Last year we produced a report looking at the digital properties of 50 financial services companies in the UK. We looked at banks, asset managers, insurers, building societies and importantly the new kids on the block, the online only finance companies. We assumed ahead of conducting the research that it would be these online operators who would be most progressive and aggressive in their online efforts, and so it transpired.
The ‘newbies’ seemed to have a greater understanding of the online space, how it can all be fitted together strategically to drive awareness and ultimately, sales and conversions. In short the question posed by the title of the report, ‘Integration or isolation?’ was broadly answered by our findings in as much as the traditional retail finance firms operated in isolation with little integration between digital channels and seemingly little cohesion across internal teams and their digital objectives. By contrast the purely online providers had an integrated approach, which was clearly strategically aligned across integrated channels.

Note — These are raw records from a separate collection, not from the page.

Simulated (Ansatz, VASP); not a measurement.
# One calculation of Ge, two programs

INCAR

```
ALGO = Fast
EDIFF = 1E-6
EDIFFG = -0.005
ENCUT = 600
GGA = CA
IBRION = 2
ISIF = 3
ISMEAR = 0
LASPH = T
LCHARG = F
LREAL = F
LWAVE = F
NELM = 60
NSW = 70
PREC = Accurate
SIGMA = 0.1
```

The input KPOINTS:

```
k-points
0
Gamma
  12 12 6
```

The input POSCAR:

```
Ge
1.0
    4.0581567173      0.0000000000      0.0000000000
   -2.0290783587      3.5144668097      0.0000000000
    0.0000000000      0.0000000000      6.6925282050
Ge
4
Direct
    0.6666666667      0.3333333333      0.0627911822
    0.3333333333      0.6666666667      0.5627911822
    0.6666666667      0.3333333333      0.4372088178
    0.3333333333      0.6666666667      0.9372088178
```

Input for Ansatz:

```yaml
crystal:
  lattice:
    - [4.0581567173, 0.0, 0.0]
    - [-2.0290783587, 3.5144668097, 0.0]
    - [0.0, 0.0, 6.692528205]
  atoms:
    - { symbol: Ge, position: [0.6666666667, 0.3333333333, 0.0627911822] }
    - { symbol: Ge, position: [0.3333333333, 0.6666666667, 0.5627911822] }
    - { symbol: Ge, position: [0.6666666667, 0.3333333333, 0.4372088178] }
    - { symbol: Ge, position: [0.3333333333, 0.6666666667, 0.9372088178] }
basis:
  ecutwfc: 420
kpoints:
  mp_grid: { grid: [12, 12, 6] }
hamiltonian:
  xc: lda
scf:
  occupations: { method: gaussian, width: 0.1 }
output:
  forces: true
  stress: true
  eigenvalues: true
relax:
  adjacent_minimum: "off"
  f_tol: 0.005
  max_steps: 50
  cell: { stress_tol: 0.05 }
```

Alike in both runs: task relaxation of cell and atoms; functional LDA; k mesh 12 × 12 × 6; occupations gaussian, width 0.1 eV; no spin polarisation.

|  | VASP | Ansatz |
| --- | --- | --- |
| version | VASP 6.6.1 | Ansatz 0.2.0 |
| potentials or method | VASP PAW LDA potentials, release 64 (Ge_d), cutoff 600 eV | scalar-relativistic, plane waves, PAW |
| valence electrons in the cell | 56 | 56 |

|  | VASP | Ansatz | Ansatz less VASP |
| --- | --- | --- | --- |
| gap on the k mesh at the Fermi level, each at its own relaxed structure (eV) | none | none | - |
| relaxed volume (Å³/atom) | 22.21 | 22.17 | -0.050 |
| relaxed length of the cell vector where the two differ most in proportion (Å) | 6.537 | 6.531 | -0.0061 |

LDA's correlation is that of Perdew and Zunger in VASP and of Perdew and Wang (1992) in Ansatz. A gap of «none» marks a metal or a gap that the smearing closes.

It comes as no surprise therefore that a research report by digital agency Stickyeyes, which looks at the online visibility of the top 50 consumer finance brands revealed last week that the traditional brands are losing out to their newer rivals. In search results it would appear that the only way that traditional brands can compete is through PPC, since they are being blown away in natural search results by the more savvy and strategic brands such as MoneySupermarket, which featured in the top ten for all the markets analysed. In fact price comparison sites dominated both search marketing and social media presence analyses.
The Stickyeyes report seems to confirm that little has changed in the last year or so, since our report and financial brands are still struggling to reconcile their online strategies, the purpose and focus of their various channels and the teams that run them.